The regular season marks the culmination of an extensive investigation into who your team will be that year. By this point, you’ve gone through free agency, the draft, training camp, and the preseason. You feel good in your decisions insofar as you can create clarity without having played meaningful games. But there are still plenty of uncertainties that remain, whether at the start of the regular season or the end, and new ones continually develop over time.

That is what I will look to address in our Buy or Sell series. In each installment, I will introduce a topic statement and weigh some of the arguments for either buying it (meaning that you agree with it or expect it to be true) or selling it (meaning you disagree with it or expect it to be false).

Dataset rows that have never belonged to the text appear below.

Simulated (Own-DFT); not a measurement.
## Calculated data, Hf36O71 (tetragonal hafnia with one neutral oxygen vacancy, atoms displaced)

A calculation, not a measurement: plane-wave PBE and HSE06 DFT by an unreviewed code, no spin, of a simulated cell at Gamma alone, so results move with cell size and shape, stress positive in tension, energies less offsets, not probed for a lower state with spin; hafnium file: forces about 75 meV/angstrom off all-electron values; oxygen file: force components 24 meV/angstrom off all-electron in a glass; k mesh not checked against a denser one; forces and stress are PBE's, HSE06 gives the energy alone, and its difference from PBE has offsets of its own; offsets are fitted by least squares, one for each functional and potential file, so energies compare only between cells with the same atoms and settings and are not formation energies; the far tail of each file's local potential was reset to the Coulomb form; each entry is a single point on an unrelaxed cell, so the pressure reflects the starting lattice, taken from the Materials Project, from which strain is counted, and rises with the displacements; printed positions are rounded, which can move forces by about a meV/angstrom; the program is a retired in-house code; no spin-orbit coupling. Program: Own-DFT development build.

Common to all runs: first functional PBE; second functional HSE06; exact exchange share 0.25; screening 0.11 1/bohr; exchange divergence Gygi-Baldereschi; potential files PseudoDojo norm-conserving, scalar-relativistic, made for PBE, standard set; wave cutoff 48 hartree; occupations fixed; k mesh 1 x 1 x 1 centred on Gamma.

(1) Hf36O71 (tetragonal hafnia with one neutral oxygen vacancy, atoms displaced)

The range of topics will be intentionally wide, from the general to the specific, from the immediate to that in the far future. And as we all tend to have an opinion on just about everything, I invite you to share your own each morning on the topic statement of the day.

Topic Statement: There will never be one settled ‘starting’ nickel back in 2021.

Explanation: Since the very beginning of the season, the Steelers have used a trio of players at different times in their nickel defense as the fifth defensive back. James Pierre, Tre Norwood, and Arthur Maulet all bring different attributes to the table, while nobody particularly stands out above the rest by such a margin as to force him into the full-time role.

Buy:

While he’s not seeing as many snaps all over the field as he was in the first two games of the season, let’s also not forget that an unsettled nickel role opens things up for the Steelers to move Minkah Fitzpatrick around as well.

And really, who do you start at nickel? Pierre? Maulet? Norwood? All three can make a case as to why they both should and should not get the job, but this discussion wouldn’t even be possible were it not for the versatility of guys like Cameron Sutton.

Pierre is the name people are most excited about, but we’ve seen that he still has a lot to learn. He’s already been beaten deep a few times this season, for example. Norwood has had his strengths and weaknesses as well. Maulet may be the most consistent, but he’s also played the least, and in the most advantageous times.

Sell:

It might not be clear now, but at some point over the course of the next several weeks, somebody will ultimately solidify the lineup. It could be Pierre as he grows with increased playing time and makes the necessary adjustments in his game. Maulet could prove that his veteran savvy ultimately wins the day, and they fall back on his experience, which has helped him make several splash plays. Or it could be Norwood, who is the most versatile of their options, and with perhaps the biggest upside.

The ‘throw everything at the wall and see what sticks’ works for now because they simply don’t know what they have yet, so their opponents certainly don’t. But as the season wears on, the novelty of their rotation will be replaced with game-planning, and at that point, it’s important to have your best player out there. Eventually, they’ll know who that is, even if they don’t right now.